The center affiliated to the Lebanese Ministry of Social Affairs has been hosting beneficiaries from UN Women’s project “Strengthening Resilience and Protection of Women and Youth in Host Communities”. Funded by the Government of Japan, the project drives progress on gender equality, through income generating activities.

Photo credit: UN Women

                                                                                   An official ceremony was recently scheduled at the city during which the first batch of beneficiaries (88 women) received their certificates to mark the end of their training at the Jbail Center. Representatives of the Lebanese Ministry of Social Affairs, of the Japanese embassy in Lebanon and of UN Women in Lebanon explored the project’s activities implemented through local partners.

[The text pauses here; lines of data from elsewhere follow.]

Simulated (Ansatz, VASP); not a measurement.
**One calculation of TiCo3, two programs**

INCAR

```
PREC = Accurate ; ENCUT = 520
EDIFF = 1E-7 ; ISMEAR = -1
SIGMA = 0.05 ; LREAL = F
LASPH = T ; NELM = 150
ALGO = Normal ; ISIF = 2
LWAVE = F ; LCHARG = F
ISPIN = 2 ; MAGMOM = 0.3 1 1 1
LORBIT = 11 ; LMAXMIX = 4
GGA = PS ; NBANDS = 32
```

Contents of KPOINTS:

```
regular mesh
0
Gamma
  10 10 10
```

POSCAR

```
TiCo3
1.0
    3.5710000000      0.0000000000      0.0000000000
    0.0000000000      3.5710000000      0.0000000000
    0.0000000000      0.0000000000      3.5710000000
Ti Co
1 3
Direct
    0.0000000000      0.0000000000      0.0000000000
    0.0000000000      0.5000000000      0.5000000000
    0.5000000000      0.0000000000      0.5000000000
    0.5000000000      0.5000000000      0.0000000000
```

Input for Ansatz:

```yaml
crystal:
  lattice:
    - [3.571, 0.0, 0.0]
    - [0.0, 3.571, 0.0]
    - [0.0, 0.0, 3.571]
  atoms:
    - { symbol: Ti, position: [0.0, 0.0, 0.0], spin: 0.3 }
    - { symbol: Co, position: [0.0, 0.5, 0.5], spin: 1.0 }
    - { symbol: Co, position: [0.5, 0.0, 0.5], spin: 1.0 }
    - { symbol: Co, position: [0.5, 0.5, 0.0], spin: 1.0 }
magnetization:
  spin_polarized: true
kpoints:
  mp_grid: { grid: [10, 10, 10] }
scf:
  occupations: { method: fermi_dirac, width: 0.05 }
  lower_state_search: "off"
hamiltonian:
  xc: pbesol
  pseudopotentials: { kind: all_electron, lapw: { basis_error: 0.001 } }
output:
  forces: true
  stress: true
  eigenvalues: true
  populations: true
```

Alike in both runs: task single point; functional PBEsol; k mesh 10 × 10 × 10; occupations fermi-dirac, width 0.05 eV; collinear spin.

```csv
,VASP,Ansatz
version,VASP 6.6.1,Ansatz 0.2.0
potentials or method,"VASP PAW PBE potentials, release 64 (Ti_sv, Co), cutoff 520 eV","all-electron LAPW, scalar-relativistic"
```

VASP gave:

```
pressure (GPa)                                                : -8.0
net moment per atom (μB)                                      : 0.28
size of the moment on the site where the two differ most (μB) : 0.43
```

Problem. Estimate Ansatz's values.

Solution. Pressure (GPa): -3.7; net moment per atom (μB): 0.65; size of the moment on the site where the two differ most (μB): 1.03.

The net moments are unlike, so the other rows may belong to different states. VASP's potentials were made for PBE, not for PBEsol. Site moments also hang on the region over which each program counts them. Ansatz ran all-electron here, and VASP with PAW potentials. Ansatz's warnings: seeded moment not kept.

The delegation toured the training center’s different sections and engaged with beneficiaries. They went through processing food courses led by the NGO Fair Trade Lebanon, as well as, among others, embroidery and tailoring courses and most notably palm leaf craft courses, conducted by Safadi Foundation. Thanks to the project, this ancestral know-how in the area is now revived and expanding to new generations.  

Photo credit: UN Women

During the tour, young women who received GBV training and awareness session, presented their messages and explained their creative slides and videos centered on gender based challenges and misconceptions. They had developed the materials during awareness sessions on violence against women they attended with the NGO Abaad.

Afterward, UN Women, presented the results of the “Gender-sensitive Labor Market Study in Akkar and Tripoli”. The study will be published by UN Women Lebanon, soon. It addresses the obstacles and opportunities to enhance women’s economic participation in the labor market, in the two most economically affected areas by the Syrian crisis.

It is worth mentioning that during Phase one and two of the UN Women project, more than two thousand and seven hundred women and girls received training at thirteen SDC centers under the umbrella of UN Women’s humanitarian program in various Lebanese areas including Akkar, Tripoli, Mount Lebanon, Beirut and Bekaa.